The purpose of this presentation was to review how the Australian junior explorers responded to the bust in the late 1990s and from this identify strategies for how the current generation of juniors can survive the Global Financial Crisis.
The key messages were:
- Over the next 12 months exploration spend will drop by 50% over the 2007 peak.
- Although Juniors have “skinny” cash reserves (median of 1.1 years) this is in-line with where their rates have been over last decade.
- The main source of money for the Juniors are established companies raising equity from their existing share holders – the rate is 5x that of new IPOs
- The sector will struggle through by a combination of cutting back on expenditures and (assuming they do a good job communicating their strategy) through equity raisings from their existing shareholders.
- Most Australian Junior explorers will survive the downturn. Even so, I predict that 20% could leave the industry within 12 months.
- The average life expectancy of a Junior company is ~12 years … which is equal to the life expectancy of a dog !

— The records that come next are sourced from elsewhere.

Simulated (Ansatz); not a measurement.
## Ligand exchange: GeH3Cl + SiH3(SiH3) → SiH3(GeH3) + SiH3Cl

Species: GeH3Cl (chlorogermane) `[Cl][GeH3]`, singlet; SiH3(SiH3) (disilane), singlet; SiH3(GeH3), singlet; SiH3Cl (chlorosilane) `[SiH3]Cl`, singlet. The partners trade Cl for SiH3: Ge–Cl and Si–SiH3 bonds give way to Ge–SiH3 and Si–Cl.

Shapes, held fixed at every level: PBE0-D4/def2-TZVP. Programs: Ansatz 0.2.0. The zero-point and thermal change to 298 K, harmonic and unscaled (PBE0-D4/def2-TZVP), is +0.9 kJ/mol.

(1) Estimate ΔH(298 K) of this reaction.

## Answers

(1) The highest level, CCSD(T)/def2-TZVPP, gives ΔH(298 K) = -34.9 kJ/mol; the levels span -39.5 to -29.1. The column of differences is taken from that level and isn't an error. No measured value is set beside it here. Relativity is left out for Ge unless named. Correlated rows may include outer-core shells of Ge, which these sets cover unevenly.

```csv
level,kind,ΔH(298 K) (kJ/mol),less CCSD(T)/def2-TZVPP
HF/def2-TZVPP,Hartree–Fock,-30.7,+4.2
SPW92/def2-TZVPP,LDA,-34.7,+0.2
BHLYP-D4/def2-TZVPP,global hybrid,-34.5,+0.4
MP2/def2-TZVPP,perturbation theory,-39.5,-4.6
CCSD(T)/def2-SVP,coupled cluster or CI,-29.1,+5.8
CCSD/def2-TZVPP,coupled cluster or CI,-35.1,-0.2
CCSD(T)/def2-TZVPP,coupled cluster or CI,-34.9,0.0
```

- The current climate creates great opportunities for acquisitions and consolidation
- History shows that great companies are born in adversity
- Companies need to focus on what’s important – success comes to those with a strong vision to find quality assets.
- My biggest concern is that Juniors are cutting-back spending money-in-the-ground. If they don’t drill, they won’t discover.
Note: Please note that the presentation is a little “dated” in that the Junior sector has been surprisingly robust … so my predictions of gloom & doom were are a little overblown.